Tuesday, January 17, 2017
La La lag
The unlikeliest movie for me not yet to have seen is La La Land, one of the most acclaimed films of the year, the winner of the Golden Globe for best musical or comedy, and the likely frontrunner for best picture at the Oscars.
I'm hoping to finally address that tonight, but at this point, I still can't be sure.
The reason it's unlikely I wouldn't have seen it is that it wasn't one of those movies with an interminable delay before its Australian release. It came out here December 26th, more than three weeks ago.
Of course, I haven't been in Australia during those three weeks. And in the U.S., I had other priorities.
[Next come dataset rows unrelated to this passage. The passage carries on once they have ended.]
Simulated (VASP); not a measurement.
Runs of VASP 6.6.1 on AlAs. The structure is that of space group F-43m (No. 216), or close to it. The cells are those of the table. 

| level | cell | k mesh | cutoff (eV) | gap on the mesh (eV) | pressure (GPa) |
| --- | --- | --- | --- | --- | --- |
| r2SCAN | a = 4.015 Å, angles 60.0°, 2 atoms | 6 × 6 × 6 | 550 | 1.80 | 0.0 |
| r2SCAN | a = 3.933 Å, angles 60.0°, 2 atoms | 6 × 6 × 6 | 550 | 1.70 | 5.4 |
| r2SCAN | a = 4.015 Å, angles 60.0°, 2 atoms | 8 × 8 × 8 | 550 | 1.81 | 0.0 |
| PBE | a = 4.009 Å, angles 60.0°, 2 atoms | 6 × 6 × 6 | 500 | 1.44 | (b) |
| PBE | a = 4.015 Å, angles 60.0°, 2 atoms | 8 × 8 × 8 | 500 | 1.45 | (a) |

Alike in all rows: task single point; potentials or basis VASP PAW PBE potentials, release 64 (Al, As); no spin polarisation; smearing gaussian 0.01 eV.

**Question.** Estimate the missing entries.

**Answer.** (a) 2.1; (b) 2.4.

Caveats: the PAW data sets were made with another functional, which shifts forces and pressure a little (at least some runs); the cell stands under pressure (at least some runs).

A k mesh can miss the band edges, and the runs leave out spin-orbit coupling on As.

But it's been so long since it came out that I'm now limited to seeing it in certain theaters, as its initial two-week window, where I can see it at any theater, has already elapsed. This isn't a fatal problem -- there are still at least four different convenient theaters where I can see it, and it's certainly not leaving them anytime soon -- but it does represent a funny circumstance for a film that has been one of my most anticipated ever since I learned of its existence early last year.
There was actually discussion of seeing it in the U.S., even though I'd have access to it back here once I returned. My wife actually did see it, as a special afternoon outing on our second-to-last day of the trip. But on the night we would have seen it together, New Year's Eve, we couldn't find a workable screening time, so we opted for Passengers instead.
There's no doubt I will see it in the next week before my year-end list is due. But there are a couple doubts as to how much I will be in a position to appreciate it.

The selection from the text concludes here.